HOST_11 --> VTEP_A --> Internet --> VTEP_B --> HOST_21

when the packet wants to get out from VTEP_A toward VTEP_B through the internet, it must be encapsulated within another network packet. in an XDP program you can acheive it using bpf_xdp_adjust_head() helper function. it will add some headroom to the start of the packet, so one can add extra headers like outer ethernet, outer ip, outer udp & outer vxlan headers. also the same bpf_xdp_adjust_head() can be used to shorten the packet length and strip off the outer headers for the purpose of decapsulation when the packet is received by VTEP_B.

packet cloning

suppose HOST_11 want to ping HOST_21 (192.168.1.21), but it doesn't know the mac address of it, in this case the OS (windows/linux/mac/...) of the HOST_11, will first send a broadcast ARP request to the network to ask who owns the 192.168.1.21 ip address, and what is the MAC address of the owner. in this case the VTEP_A or even VTEP_B, may have to clone this broadcast ARP request to multiple network interfaces and forward it through all of them. in eBPF XDP program, one cannot do packet cloning and you can only do packet cloning in eBPF TC programs, using bpf_clone_redirect() function.

mac address learning

whenever a packet reaches a network interface with an XDP program attached to it, by looking at the source MAC address of the packet or inner packet ( in case the packet is encapsulated ) we can perform mac address learning. this can be done easily in XDP programs attached on each internal or external NIC.

Packet Life Cycle

In this project, the packet forwarding mechanism is implemented using both XDP and TC layers of eBPF. The process is as follows:

1. MAC Address Lookup: When a packet arrives at the VTEP, the system first checks the MAC address table.

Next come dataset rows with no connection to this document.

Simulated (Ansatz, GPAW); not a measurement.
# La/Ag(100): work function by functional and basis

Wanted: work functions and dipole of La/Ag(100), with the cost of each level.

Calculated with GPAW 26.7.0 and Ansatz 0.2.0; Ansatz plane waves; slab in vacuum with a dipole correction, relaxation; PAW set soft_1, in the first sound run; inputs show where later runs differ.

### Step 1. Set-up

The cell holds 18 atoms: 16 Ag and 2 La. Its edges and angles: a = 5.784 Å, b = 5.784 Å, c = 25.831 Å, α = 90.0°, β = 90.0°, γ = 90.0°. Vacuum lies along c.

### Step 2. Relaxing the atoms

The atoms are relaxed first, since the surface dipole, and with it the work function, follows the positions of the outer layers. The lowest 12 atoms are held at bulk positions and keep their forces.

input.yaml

   • Entry Found: If an entry for the destination MAC address is found in the MAC table, the packet is forwarded immediately using the XDP layer. This ensures low-latency forwarding.
   • Entry Not Found: If no entry is found for the destination MAC address, the packet is passed from the XDP layer up to the TC layer.

2. Unknown Unicast Flooding: In the TC layer, the system performs unknown unicast flooding. This is necessary because the XDP layer does not support cloning a packet multiple times and redirecting it to multiple destinations. The TC layer handles this by cloning the packet and sending it to all possible destinations. (TODO: I should change the program to do unknow unicast flooding for only broadcast packets, not all uknown mac addresses of all packet types should be flooded)

This approach leverages the strengths of both XDP and TC layers to achieve efficient and scalable packet forwarding.

So the life cycle of a packet is something similar to this:

1. Originating Node: The packet originates from an internal host within the network.
2. Arrival at eBPF VXLAN VTEP: The packet reaches the VTEP where it is processed by the eBPF XDP/TC program.
3. MAC Table Lookup: in XDP program attached to the VTEP we checks the MAC table to determine the appropriate forwarding NIC.
4. Encapsulation: The packet is encapsulated with an outer Ethernet header, outer IP header, outer UDP header, and outer VXLAN header.
5. Transmission: The encapsulated packet is transmitted over the network to the remote eBPF VXLAN VTEP.
6. Ingress to Remote eBPF VXLAN VTEP: The remote eBPF VXLAN VTEP receives the encapsulated packet.
7. Decapsulation: The outer headers are removed, and the original packet is extracted.
8. Destination Node: The decapsulated packet is forwarded to the destination host within the network.

Types of ebpf programs needed for our VXLAN VTEP

currently we have 4 types of ebpf programs to implement a VXLAN VTEP:

• Internal XDP program --> implemented in vxlan_xdp_internal.bpf.c
• Internal TC program --> implemented in vxlan_tc_internal.bpf.c
• External XDP program --> implemented in vxlan_xdp_external.bpf.c
• External TC program --> implemented in vxlan_tc_external.bpf.c

as I previously mentioned upon each VTEP there are several NICs and some of these NICs are facing toward internal hosts of network and connected to them and some of those NICs are facing toward internet.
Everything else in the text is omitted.